Elsevier

Pattern Recognition

Volume 64, April 2017, Pages 399-406
Pattern Recognition

A dynamic framework based on local Zernike moment and motion history image for facial expression recognition

https://doi.org/10.1016/j.patcog.2016.12.002Get rights and content

Highlights

  • Proposes a facial expression recognition framework that uses dynamic information.

  • Introduces QLZM_MCF to capture dynamic information in temporal domain.

  • Introduces enMHI_OF to utlise motion speed and spatial information.

  • Proposes a weighting strategy on a grid for high recognition rate.

Abstract

A dynamic descriptor facilitates robust recognition of facial expressions in video sequences. The current two main approaches to the recognition are basic emotion recognition and recognition based on facial action coding system (FACS) action units. In this paper we focus on basic emotion recognition and propose a spatio-temporal feature based on local Zernike moment in the spatial domain using motion change frequency. We also design a dynamic feature comprising motion history image and entropy. To recognise a facial expression, a weighting strategy based on the latter feature and sub-division of the image frame is applied to the former to enhance the dynamic information of facial expression, and followed by the application of the classical support vector machine. Experiments on the CK+ and MMI datasets using leave-one-out cross validation scheme demonstrate that the integrated framework achieves a better performance than using individual descriptor separately. Compared with six state-of-arts methods, the proposed framework demonstrates a superior performance.

Introduction

In recent years facial expression recognition has become a popular research topic [1], [2], [3]. With the recent advances in robotics, and as robots interact more and more with human and become a part of human living and work space, there is an increasing requirement that robots are able to understand human emotions via a facial expression recognition system [4]. Facial expression recognition system also plays a significant role in Human-Computer Interaction (HCI) [5], which has helped to create meaningful and responsive HCI interfaces. It has also been widely used in behavioural study, video games, animations, safety mechanism in auto-mobile, etc. [6].

Discriminative and robust features that represent facial expressions are important for effective recognition of facial expressions, and how to obtain them is still a challenging problem. Recent methods that address this problem can be categorised into global-based methods and local-based methods. It has been shown that local-based methods (e.g., based on Gabor wavelets using grid points) achieve better performance than the global-based ones (e.g., based on eigenfaces, Fisher's discriminant analysis, etc.) [7]. Gabor wavelet results in good performance due to its locality and orientation selectivity. However, its computational complexity requiring high computational time makes it unsuitable for real-time applications. Local Binary Pattern (LBP) descriptor which is based on the histogram of local patterns also achieves a promising performance [8].
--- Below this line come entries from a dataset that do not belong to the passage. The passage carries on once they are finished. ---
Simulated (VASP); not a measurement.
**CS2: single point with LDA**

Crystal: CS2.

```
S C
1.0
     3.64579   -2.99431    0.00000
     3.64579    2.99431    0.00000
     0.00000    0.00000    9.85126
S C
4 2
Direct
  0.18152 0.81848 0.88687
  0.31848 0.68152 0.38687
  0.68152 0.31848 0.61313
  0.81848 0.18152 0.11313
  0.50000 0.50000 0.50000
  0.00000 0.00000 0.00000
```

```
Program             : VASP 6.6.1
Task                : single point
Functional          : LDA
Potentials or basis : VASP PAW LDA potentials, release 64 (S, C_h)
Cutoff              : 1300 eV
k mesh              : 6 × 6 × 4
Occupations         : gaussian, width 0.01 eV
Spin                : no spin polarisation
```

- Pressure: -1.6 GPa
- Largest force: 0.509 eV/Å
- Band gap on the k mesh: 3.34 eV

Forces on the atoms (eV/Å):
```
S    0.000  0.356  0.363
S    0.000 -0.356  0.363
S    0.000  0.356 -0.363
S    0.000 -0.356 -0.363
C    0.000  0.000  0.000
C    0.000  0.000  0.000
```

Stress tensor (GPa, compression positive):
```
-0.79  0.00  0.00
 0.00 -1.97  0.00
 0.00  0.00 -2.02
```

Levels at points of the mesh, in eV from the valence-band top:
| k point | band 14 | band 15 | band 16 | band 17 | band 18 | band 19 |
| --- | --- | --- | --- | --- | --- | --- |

Shape as a geometric-based representation is crucial for interpreting facial expressions. However, current state-of-the-art methods only focus on a small subset of possible shape representation, e.g., point-based methods that represent a face using the locations of several discrete points. Noting that image moments can describe simple properties of a shape, e.g., its area (or total intensity), its centre and its orientation, Zernike moments (ZMs) have been used to represent a face and facial expressions in [9], [10]. Zernike moments are rotation invariant features, which can be used to address in-plane head pose variation. In the field of facial expression recognition, rotation invariant LBP and uniform LBP [11] have also been used to overcome the rotation problem. In [12], Quantised Local Zernike Moment (QLZM) is used to describe the neighbourhood of a face sub-region. The Local Zernike moments have more discriminant power than other image features, e.g., local phase-magnitude histogram(H-LZM), cascaded LZM transformation (HLZM2) and local binary pattern (LBP) [13].

Since a facial expression involves a dynamic process, and the dynamics contain information that represents a facial expression more effectively, it is important to capture such dynamic information so as to recognise facial expressions over the entire video sequence. Recently, there has been more effort on modelling the dynamics of a facial expression sequence. However, the modelling is still a challenging problem. Thus, in this paper, we focus on analysing the dynamics of facial expression sequences. First, we extend the spatial domain QLZM descriptor into spatio-temporal domain, i.e., Motion Change Frequency based QLZM (QLZM_MCF), which enables the representation of temporal variation of expressions. Second, we apply optical flow to Motion History Image (MHI) [14], i.e., (optical flow based MHI) MHI_OF, to represent spatial-temporal dynamic information (i.e., velocity).

We utilise two types of features: a spatio-temporal shape representation, QLZM_MCF, to enhance the local spatial and dynamic information, and a dynamic appearance representation, MHI_OF. We also introduce an entropy-based method to provide spatial relationship of different parts of a face by computing the entropy value of different sub-regions of a face. The main contributions of this paper are: (a) QLZM_MCF; (b) MHI_OF; (c) an entropy-based method for MHI_OF to capture the motion information; and (d) a strategy integrating QLZM_MCF and entropy to enhance spatial information.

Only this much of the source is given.